No, what games are good at is suggesting stories. The thing that games have above all other media is interaction, which is to say that games have systems. Systems that dictate the rules of a fictional world. Systems that allow the audience to prod the world and feel it push back. Systems are what make games into games, rather than movies with joypads.

Systems vs. Stories,  Dan Whitehead, EuroGamer, 22 June 2013

It’s called emergent storytelling and I’ve been thinking about it ever since obsessively playing the original Crusader Kings back in the mid 2000s.

Crusader Kings didn’t tell you a story. It told you thousands of stories and made you the editor. And protagonist of your own story but your story wasn’t technically any different that that of any NPC character. You had goals; so did they. You had options; so did they. You chose what and whom to pay attention to and what to act on, and in doing so you wove an intricate narrative tapestry out of the innumerable story strands with your character’s rise and fall and rise in the center, needless to say. Crusader Kings had a system for suggesting stories.

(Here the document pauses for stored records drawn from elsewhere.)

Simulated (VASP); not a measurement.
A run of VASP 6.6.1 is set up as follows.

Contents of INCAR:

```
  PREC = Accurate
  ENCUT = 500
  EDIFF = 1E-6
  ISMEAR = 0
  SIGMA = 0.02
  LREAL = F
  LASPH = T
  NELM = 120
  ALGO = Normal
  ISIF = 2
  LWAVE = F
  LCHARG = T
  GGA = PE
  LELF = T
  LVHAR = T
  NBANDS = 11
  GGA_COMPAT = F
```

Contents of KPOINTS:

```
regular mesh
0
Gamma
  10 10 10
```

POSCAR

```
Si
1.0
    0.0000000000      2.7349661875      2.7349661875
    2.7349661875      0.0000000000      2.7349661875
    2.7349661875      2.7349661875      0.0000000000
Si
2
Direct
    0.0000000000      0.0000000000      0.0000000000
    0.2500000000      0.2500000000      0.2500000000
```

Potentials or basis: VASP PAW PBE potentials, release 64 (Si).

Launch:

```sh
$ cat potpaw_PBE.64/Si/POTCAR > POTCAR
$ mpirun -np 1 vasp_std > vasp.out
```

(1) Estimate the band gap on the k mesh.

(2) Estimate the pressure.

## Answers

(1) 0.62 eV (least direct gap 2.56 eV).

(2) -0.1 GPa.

Dan Whitehead’s point of departure is asking the question, what is it that games can do, that other narrative art forms can’t. The answer is to allow the player to take control of the narrative, impacting on it with every single gameplay decision, rather than observing a preplanned, linear story arc. The following sums up the dichotomy pretty neatly, I think.

It’s more reassuring to lay it all out, to say “here’s the story, right here, come and see” than to willingly vanish and step back into the role of facilitator rather than narrator. Yet that’s where gaming’s strength lies, not as storyteller but as story generator.

The counterpoint is delivered by Nick Dinicola at PopMatters:

A story is more than a sequence of events. It’s also a commentary on those events. Through that commentary the story expresses its meaning, its themes, its morals. It becomes something greater than us. This is the key part of any good story because this is what makes it interesting to more than one person. A good story is about some universal human experience. That’s what keeps me interested even if the specific sequence of events depicted don’t relate to me personally. This is where emergent stories fail. An emergent story is just a sequence of events devoid of context and commentary that is only relevant to one person. Interactivity gives it the illusion of importance, and that illusion allows games to tell cheap stories without us noticing until they’re long over.

The problem with emergent stories in video games, Nick Dinicola, PopMatters, 30 July 2013

I’ll be honest: Reading those lines is painful to me. Because it implies that something I have ascribed meaning to is meaningless. I have been deluding myself into thinking that these cheap pseudostories are really stories, rather than a sequence of events with the illusion of importance. Here I was prepared to think about narrative and suddenly we’re immersed in an existential quandary.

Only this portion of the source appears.